We need this Mickey Hanukkah backpack stat.

A photo of Disney's Magic Kingdom overlayed with a Jewish star pattern

via Matt Stroshane/Walt Disney World Resort via Getty Images

It’s merely June, but some of us are already making Hanukkah plans, including Disney. The company just released a preview of the Hanukkah merchandise that will be available in its theme parks later this year — the “largest Hanukkah collection to date” — and honestly? It looks pretty fantastic.
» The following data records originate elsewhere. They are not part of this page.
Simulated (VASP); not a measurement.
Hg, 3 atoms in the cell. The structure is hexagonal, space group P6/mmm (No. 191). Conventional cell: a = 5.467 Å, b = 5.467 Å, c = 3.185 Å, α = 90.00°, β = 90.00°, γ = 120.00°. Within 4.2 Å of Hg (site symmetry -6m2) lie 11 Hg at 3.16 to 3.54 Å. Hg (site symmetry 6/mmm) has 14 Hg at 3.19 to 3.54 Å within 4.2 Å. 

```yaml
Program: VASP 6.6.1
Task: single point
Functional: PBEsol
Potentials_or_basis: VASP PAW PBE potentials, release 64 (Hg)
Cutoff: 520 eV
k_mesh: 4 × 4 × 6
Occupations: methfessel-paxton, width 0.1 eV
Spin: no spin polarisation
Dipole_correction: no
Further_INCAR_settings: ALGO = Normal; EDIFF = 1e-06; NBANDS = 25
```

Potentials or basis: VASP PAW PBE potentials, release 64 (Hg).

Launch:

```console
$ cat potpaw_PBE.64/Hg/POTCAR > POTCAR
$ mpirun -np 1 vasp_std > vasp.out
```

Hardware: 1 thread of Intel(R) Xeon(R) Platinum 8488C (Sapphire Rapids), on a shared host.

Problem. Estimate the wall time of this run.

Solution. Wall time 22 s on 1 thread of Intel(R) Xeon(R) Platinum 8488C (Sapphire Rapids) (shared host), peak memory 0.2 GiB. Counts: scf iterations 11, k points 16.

The most exciting item in this preview is a Mickey and Minnie menorah backpack, which features the two iconic mice peeking at a menorah. On the back of the backpack, Mickey and Minnie are shown playing dreidel together, and the inside is patterned with latkes, gelt, dreidels, the words “Happy Hanukkah” and Mickey and Minnie yet again. More is definitely more when it comes to this particular item, and I adore it.

The release also includes a new Hanukkah Minnie headband, which features a lovely sequined bow (nothing says festive quite like sequins) and a menorah, surrounded by dreidels. For those who love soft huggable items, Disney will also be selling an adorable new Mickey plush doll that holds a menorah.

Both the menorah on the backpack and the headband light up. We’re not just talking your basic lights, either. According to Loungefly, the company that makes the backpack, the candle on the menorah “lights up one per night!” Which means that if you’re in the park for the third night of Hanukkah, you’ll be able to walk around in the evening with just three candles lit up (hopefully the shamash lights up too, though!)

The colors are, once again, a pretty standard Hanukkah product — blue and yellow and white, colors often used to delineate Jewish items in non-Jewish spaces. It’s not my favorite, but just like Christmas’s red and green, it does make it really easy to spot at a store.

As Rabbi Yael Buechler noted on her TikTok, the menorahs, or rather, hannukiahs, are kosher and everything looks like it was designed by a person well-informed about holiday traditions (no challahs!). Notably, none of the dreidels on the print include any Jewish letters, a common theme in all of Disney’s Hanukkah merchandise so far — possibly because the details are too small, or maybe because nobody wants to accidentally get a Hebrew letter wrong.

Disney parks celebrate Hanukkah every year with a candle lighting, and since 2018, Epcot’s Festival of Holidays has featured L’Chaim! Holiday Kitchen — though the food at this stall is not kosher and the park in general is pretty lacking when it comes to kosher options.

“It sounds like Disney overheard a bunch of Jewish people in New York talking about some things that Jewish people eat and came up with a menu based on that,” actor and producer Michael Kushner said of the L’Chaim menu on TikTok last Hanukkah. And in a sense, the highly Ashkenazi-centered menu — which features latkes with lox, pastrami on rye, sufganiyot and black and white cookies — does. The drinks include a beer brewed in Brooklyn and a frozen cocktail with Manischewitz that I would honestly try.

While some do love L’Chaim’s Jewish fare, Decca Dennet, a travel agent, compared the black and white cookie to sand with frosting, and the crosscut of both the latke and the cookie she shared on TikTok look pale and terribly unappetizing. They did laud the park’s Hanukkah storyteller, who you can find between the Morocco and France pavilions at Epcot’s World Showcase, for his great retelling of the Hanukkah story and for “actively including non-Ashkenazi traditions” in his show, like singing in Ladino.

@mxdarlingadventures

Another year, another letdown. #disneyfood #disneyfoodie #jewish #jewtok #epcot #travelingwhilejewish

♬ Traditsye – Fiddler on the Roof 2018 Company

 

Going to Disney may not be in the books for me this year, but I am thrilled that  Disney adults (and children!) who are visiting the park this winter will be able to share their Jewish pride with these extremely cute new items. Since Hanukkah doesn’t overlap with Christmas this year (it takes place December 7-15) it could be the perfect time to visit one of the parks before the holiday rush — and because the parks are always illuminated at night, it would make a pretty special festival of lights.

For those of you Disney lovers celebrating at home, I’m happy to report that there are some fun Disney Hanukkah sweaters and shirts you can order now, and hopefully more will be released as we approach the holiday. But while we’re at it, I can’t say I would mind some High Holiday Disney merch. Winnie the Pooh would make a pretty great Rosh Hashanah mascot. Just sayin’.